September 15, 2006 at 9:44 am
I'm creating a view and seem to be getting some strange results...
Breaking the query down its most basic structure(s), the following happens:
select count(*) from mainestimatedetails
This gives x number of estimates. This works fine.
select count(*) from mainestimatedetails where id in (select estimateid from mainjobdetails)
This gives the number of estimates that have been converted into jobs. So far so good.
select count(*) from mainestimatedetails where id not in (select estimateid from mainjobdetails)
This is where the problem lies... On SOME of my databases (5 out of 7), this returns a 0 rather than the expected result (none of the dbs have a 100% conversion rate).
Does anyone out there have any ideas on why this could be happening? I know I can get around the issue by subtracting the converted quotes from the total number but I need to apply the un-ordered quotes figure to a more complex formula and it's getting a bit on the un-wieldy side.
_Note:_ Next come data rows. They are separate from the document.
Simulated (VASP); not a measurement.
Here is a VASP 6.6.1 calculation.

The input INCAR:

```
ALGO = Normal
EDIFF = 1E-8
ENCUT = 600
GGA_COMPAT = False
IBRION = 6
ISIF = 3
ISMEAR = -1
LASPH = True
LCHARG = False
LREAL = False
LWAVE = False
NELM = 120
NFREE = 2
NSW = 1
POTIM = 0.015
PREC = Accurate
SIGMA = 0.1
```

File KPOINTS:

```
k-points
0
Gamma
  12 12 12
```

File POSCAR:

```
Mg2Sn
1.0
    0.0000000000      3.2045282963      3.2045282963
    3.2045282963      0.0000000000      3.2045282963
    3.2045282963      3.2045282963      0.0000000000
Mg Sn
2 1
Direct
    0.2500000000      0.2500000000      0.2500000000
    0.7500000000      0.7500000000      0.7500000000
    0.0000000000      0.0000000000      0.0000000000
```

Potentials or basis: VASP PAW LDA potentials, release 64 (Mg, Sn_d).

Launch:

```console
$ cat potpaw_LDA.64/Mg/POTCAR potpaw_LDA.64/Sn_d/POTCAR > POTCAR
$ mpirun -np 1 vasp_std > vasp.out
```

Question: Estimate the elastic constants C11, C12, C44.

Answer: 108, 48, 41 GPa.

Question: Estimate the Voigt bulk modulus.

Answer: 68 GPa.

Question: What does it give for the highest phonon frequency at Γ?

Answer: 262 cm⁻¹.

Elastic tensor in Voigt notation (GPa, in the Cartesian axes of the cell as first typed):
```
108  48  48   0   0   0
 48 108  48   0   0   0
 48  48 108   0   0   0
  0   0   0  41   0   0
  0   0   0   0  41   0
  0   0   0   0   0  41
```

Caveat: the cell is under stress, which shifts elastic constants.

Thanks in advance for any help you can offer.
Mat
September 15, 2006 at 10:28 am
I know that query should have worked. Can you try this
select count(*) from mainestimatedetails where not exists (select 1 from mainjobdetails where mainestimatedetails.id =mainjobdetails.estimateid)
Thanks
Sreejith
September 15, 2006 at 10:31 am
I'll give it a shot 1st thing on Monday morning... Cheers
September 15, 2006 at 10:32 am
The in and not in clauses are being turned into join/outer join clauses by the optimizer:
select count(*)
from mainestimatedetails d, mainjobdetails j
where d.id *= j.estimateid
and j.estimateid is null
Unfortunately, for SQL 2000 at least, it cannot properly handle the search criteria on an outer joined table. You could use ANSI syntax:
select count(*)
from mainestimatedetails d outer join mainjobdetails j on d.id = j.estimateid
where j.estimateid is null
or, to make it work in T-SQL, use "not exists" with a joined sub-query instead:
select count(*)
from mainestimatedetails d
where not exists (select 1 from mainjobdetails j where j.estimateid = d.id)
September 18, 2006 at 2:01 am
Cheers for that ... the NOT EXISTS works perfectly.